George W. S. Dow, an enterprising box manufacturer of Henniker and the Chairman of the Board of Selectmen, was born in this town, March 9, 1841, son of Jonathan and Anna P. (Peaslee) Dow. Jonathan Dow, Sr., who was a son of David Dow, of Weare, N.H., settled in Henniker at the beginning of the present century. On December 23, 1807, he married Sally Plummer, a native of this town. Jonathan Dow, Jr., the father of George W. S., born in Henniker, December 5, 1814, became a prosperous farmer and a successful lumberman, and resided here until his death, which occurred February 5, 1873. His wife Anna, whom he married September 29, 1836, was a Weare, Hillsborough County. She became the mother of five children, namely: Ann Maria, who married John Garland; George W. S., the subject of this sketch; Jackson P.; John F.; and Mary E.

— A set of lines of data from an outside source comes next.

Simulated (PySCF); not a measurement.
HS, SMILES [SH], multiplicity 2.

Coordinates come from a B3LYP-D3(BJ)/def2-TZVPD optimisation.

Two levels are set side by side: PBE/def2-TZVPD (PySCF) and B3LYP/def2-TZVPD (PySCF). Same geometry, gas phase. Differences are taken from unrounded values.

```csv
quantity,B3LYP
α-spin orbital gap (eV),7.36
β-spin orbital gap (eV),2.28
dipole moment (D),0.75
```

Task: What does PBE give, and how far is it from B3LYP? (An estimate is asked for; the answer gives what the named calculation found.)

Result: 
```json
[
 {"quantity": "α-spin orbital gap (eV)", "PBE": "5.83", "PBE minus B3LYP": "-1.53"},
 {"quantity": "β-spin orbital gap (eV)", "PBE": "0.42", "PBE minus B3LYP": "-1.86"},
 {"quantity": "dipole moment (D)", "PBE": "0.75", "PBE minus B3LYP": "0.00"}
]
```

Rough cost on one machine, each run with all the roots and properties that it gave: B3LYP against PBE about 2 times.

George W. S. Dow resided at home and assisted upon the farm until he was twenty-one years old. He then began work by the day for Hiram Davis, with whom he remained one year. He next entered the employ of Horace Gibson, a mackerel kit manufacturer, and some years later became a partner in the business. In 1890, after the death of his partner, he bought of John Gutterson a box-mill located near the kit factory, and has since been engaged in manufacturing shoe cases. The mill privilege he owns was first utilized as far back as 1766, when Silas Barnes began the construction of a dam, and completed it in 1773. In 1774 a saw-mill was erected here by Barnes, who later sold it to Captain Timothy Gibson. The latter built a permanent dam, put in stones, and ran a saw and grist mill, with Eben Howe as the first miller. Since Timothy Gibson’s time the mills have been owned by Daniel Kimball, William M. Davis, Lieutenant Joel Howe, Captain James Yaulding, Micah Howe, Oliver Jacobs, Adams & Silver, Joseph P. Dow, and John Gutterson. About 1820 Timothy Sprague erected a carding-mill close by Mr. Dow’s lower mill, so that the same millrace served for both. Sprague sold it to Morrison & Woods, from whom it passed in turn to Luther Hathorn, S. Little, Silas Barnes, Sylvanus Sumner, Jacob Lancaster, John Niel, and Hiram M. Davis. Davis converted it into a powder keg manufactory in 1852, and some years later sold it to Horace Gibson. Here, in company with Gibson and William Abbott, Mr. Dow, its present owner, manufactured large quantities of mackerel kits. Mr. Dow makes shoe boxes, which he ships by the carload to various factories. He uses annually from one hundred thousand to one hundred and eighty thousand feet of lumber, which he cuts and saws himself. He also saws building material, all the pieces of which are marked and numbered and ready to put together. In politics he is a Democrat. He was a Representative to the legislature in 1880 and 1881, during which time he served upon the Committee on the Normal School. He is a prominent figure in the district, county, and State conventions, is Chairman of the Town Committee, and has been a Selectman for the past nine years, being at the present time the Chairman of the Board. That his public services are duly appreciated is indicated by the fact that Henniker contains a Republican majority of from twenty-five to seventy-five votes.
On November 9, 1862, Mr. Dow was united in marriage with Mary L. Hoyt, daughter of Nathan Hoyt, a cooper by trade. She is a native of Bradford, N.H., but has resided in this town for the greater part of her life. Mr. and Mrs. Dow are the parents of seven children; namely, George H., William E., Charles H., Orrin H., Fred D., Blanche M., and Percy D. Mr. Dow has filled all of the principal chairs in Crescent Lodge, I. O. O. F., and has been a member of the Grand Lodge of New Hampshire. Mrs. Dow is a member of the Lodge of the Daughters of Rebecca.